Wall-to-wall silver knobs and plug holes, cascading cables of many colours, towering banks of keyboards, guitars and machines with glinting meter windows await the twiddle of fingers and wiggle of waveforms.

In their midst this early morning sits Tom Rowlands. His partner Ed Simons is “on leave”. But machines don’t do holidays. “It’s how most days start for me,” he says. “Today it’s just an hour and a half earlier than usual.”

This is because the band is announcing two things: A brand new album, For That Beautiful Feeling, their tenth, and an Australian tour next February and March in Brisbane, Sydney and Melbourne. But let’s stay here at the source for a moment.

The Chemical Brothers will perform live in Brisbane, Sydney and Melbourne.Credit: Luke Dyson

This is “where everything has been made since 2003,” Rowlands says. “I think it would qualify for one of those hoarder TV programs. I’ve still got keyboards that I used when I was 16… I always feel like, ‘oh, maybe that will be the thing that will unlock this idea…’

“There are lots of rare and strange instruments in here. It’s a lifetime of collecting things and being intrigued about making sounds and processes. Every day is spent experimenting with that, really.”

Innovation was easier, he concedes, back in the Dust Brothers days. That was the name he and Simons borrowed from a pair of LA hip-hop producers they never thought they’d meet, much less eclipse as they rose from Manchester club DJs to heroes of the ’90s dance music revolution.

“In the studio, in the act of creation, you’re trying not to think about music you’ve made before,” Rowlands says. “That’s one of the things we’ve tried to ban in the last ten years. You’re never allowed to say, ‘Oh, well, it sounds a bit like thingy,’ or ‘That idea worked better when we did it in 1993…’

“Both of us feel that we’ve come this far so we only want to put out records that we feel connected to, and that we love, but also not to feel impaired by the weight of what we’ve made. Music is fun… it’s a positive thing.”

For That Beautiful Feeling, as a title, glows with reaffirmation. Rowland and Simons didn’t know each other growing up in Greater London, but as students in Manchester they bonded over a shared feelgood backstory. For a moment there, the raves they’d experienced as teens felt like a transformation of society itself.

“If you were a fan of indie music in the ’80s, as I was, like The Smiths and the Jesus and Mary Chain or whatever, and then suddenly in 1988 you got out of your long black coat and turned up to an event wearing a dayglo t-shirt and purple tracky bottoms and a bandana then yeah, something had shifted here,” he says.

“In the rave scene there was a generosity of spirit. I don’t know if egalitarian is the right word, but it was about the democracy of the dance floor; that moment of community… Those early experiences of going to those raves and hearing really wild, odd music playing to 20,000 people in a field, there’s enough latent energy in that experience to power the reactor for many years.”
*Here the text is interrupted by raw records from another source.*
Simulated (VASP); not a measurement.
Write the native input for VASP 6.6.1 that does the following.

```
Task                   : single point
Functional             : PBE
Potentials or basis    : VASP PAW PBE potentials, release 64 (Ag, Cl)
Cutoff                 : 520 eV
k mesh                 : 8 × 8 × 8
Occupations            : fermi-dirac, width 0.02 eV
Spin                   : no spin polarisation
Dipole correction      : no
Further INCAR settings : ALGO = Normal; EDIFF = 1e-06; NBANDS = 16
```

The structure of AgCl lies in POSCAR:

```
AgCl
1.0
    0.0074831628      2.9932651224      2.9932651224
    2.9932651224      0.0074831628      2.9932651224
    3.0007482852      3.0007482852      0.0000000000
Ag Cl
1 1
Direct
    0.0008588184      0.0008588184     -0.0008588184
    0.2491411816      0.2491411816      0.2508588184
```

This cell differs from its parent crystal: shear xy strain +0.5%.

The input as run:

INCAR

It’s 28 years since the first Chemical Brothers album, Exit Planet Dust: an immediate classic that would light a fire under Fatboy Slim and Daft Punk and countless others emerging with the suddenly accelerating genre.

From the outset, the Chemical Brothers had a winning distinction that straddled the perceived dance/ rock divide. Singers. Beth Orton and the Charlatans’ Tim Burgess on that first album. Noel Gallagher featured on their second, Dig Your Own Hole.

For That Beautiful Feeling finds the cross-pollination thriving. Beck returns for his second Chemical Brothers collaboration, Skipping Like A Stone. A new French singer, Halo Maud, features on several tracks including the exhilarating single, Live Again.

Whether looping in Mazzy Star, Primal Scream, New Order, Mercury Rev or myriad ‘found’ voices, the emphasis is on song-like structures: not always a given in club music. Outsourcing personalities also has the advantage of leaving Rowlands and Simons as silhouettes in the blinding lights of their escalating live shows.

“We’ve sidestepped the cult of personality,” Rowlands says. “We’ve never been those kinda people and because of that we’ve avoided a lot of doing press and stuff. That’s not our strongest point. Growing up with bands like New Order, they all seemed quite mysterious. It was good that you didn’t know much about them. The music is more
interesting than we are.”

It’s a feeling, not a haircut, that the Chemical Brothers and their fans are chasing; “that kind of transformative immediacy,” Rowlands says, striving for the words. “The thing that holds all these ideas together is that, for me.

“That beautiful feeling isn’t just constrained to something outwardly pretty or melodic or harmonious. It can be that horrible white noise mess that’s out of control. That’s also an overwhelming feeling.

“It’s always that first moment of creation in the studio, of finding this new combination of sounds or emotions or something. Then the next phase is when you actually play it to people, live, and you build that kind of environment… to maximum effect.”

The duo’s legendary light and video spectaculars have been designed since ’94 by filmmaker Adam Smith (whose resume, incidentally, includes several episodes of Doctor Who). Rowlands won’t be drawn on next year’s doubtless retina-scorching update, except to say, “every time we do it, we want it bigger.

“Maybe one time we’ll answer, like, ‘No, we’ve decided just to come back with a light bulb and a drum machine’, but not quite yet… I mean, we’re not gonna take the easy way of telling you to put your hands in the air. We’re just gonna try to suggest it through all means necessary.”

For That Beautiful Feeling is out on September 8. Paused in Cosmic Reflection is out October 26. The Chemical brothers will play at Riverstage, Brisbane, on February 27, at Sydney Showground on February 29 and at Mt Duneed Estate, Geelong, on March 2. Presales start Wednesday, September 6 at 2pm.